Texas Instruments saw its shares rise more than 4% on Wednesday after a third quarter earnings report signaled a recovery following eight straight quarters of revenue declines.
Revenues hit $4.1 billion, down 8% from a year ago, but up by 9% from the prior quarter. Net income was down by 20% over a year ago. Still, revenues exceeded analyst estimates.
CEO Haviv Ilan also added some optimism when he said an inventory correction is “ongoing, but I do expect that to start to recover.”
A bright spot has been sales to China in the automotive sector, he said. “In China, we have new records being established,” Ilan said. China makes up about 20% of TI’s automotive business, and the automotive market overall grew between 7% to 8%.
“I think it’s no surprise that there is momentum for EVs in China,” Ilan added. “I think there is growing momentum there. Our automotive revenue in China is in an all-new-time high. So I don’t think it goes down in the near future…The rest of the markets, I see continued weakness.”
TI makes about 70% of its revenues from industrial and automotive with the industrial market seeing a revenue peak in the third quarter of 2022 and then eight quarters of decline. The remaining 30% comes from personal electronics, enterprise systems and communication systems, which Ilan said are “pointing in the right directions…coming from a very low trough but showing momentum.” In years past, automotive has been more than 20% of overall TI revenue, with industrial at more than 40%. In 2023, automotive reached 34% of all revenues, with industrial at 40%.
Analog and embedded processing chips make up 90% of TI revenue. The company has put a focus on building more fabs and has attracted more than $4 billion in proposed grants from the US CHIPS Act, but also the ire of Elliott Investment Management, the $65 billion hedge fund, which made a $2.5 billion investment in TI in May.

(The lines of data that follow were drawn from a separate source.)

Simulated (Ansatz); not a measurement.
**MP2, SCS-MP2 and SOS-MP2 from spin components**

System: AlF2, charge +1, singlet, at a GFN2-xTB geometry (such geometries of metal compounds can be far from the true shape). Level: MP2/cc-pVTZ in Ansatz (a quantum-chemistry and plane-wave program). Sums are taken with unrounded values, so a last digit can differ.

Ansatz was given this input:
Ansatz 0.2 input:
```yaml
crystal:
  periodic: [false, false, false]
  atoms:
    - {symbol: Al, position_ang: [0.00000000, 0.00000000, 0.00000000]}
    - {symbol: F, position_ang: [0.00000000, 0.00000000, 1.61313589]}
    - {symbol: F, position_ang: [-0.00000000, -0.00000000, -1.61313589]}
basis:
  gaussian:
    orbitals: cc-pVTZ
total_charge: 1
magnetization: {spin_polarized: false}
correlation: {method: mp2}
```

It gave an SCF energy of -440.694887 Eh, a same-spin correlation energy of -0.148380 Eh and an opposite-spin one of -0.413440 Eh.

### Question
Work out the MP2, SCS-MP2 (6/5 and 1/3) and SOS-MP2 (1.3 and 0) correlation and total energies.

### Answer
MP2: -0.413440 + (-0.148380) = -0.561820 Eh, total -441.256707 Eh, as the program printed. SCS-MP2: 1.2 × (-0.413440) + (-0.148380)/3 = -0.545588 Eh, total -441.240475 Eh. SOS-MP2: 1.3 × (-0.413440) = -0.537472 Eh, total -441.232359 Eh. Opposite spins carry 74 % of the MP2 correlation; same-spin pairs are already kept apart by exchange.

Elliott wants TI to improve its free cash flow position with a less rigid plan for capital expenditures, including fabs, which it first adopted in 2022. Elliott wants the company to reach free cash flow of $9 a share by 2026, 40% above what a consensus of analysts have hoped for.
“TI is staying strong in its strategy despite the activist campaigns,” said Dylan Patel, chief analyst at Semianalysis, told CNBC. The strategy includes cutting prices in China to fight off new Chinese fabless players that are making analog and legacy semiconductors. “This is letting Texas Instruments keep a strong share in the EV sector where many companies such as BYD are trying to make their own chips.”
TI over the past decades has been a “fantastic” dividend and buy back player for investors, Patel added. “And Texas Instruments’ strategy now is completely different. It is, we’re going to invest a lot in upgrading our fabs to drive down our cost structure in the long term, but in the near term we’re not going to have a ton of cash flow to drive back into buy backs and dividends. This is so they can maintain competitiveness and have a cost advantage versus Chinese players cropping up.”
Elliott wants TI to invest less in fabs and not cut prices too much because that’s bad for cash flow, Patel added.
The TI success in China raises interesting questions of whether possible tariffs on EVs imported to the US will hurt or help TI’s sales there. Presidential candidate Donald Trump has said he wants a 100% tariff on imported EVs. TI did not respond to a request to comment on possible tariffs or export bans.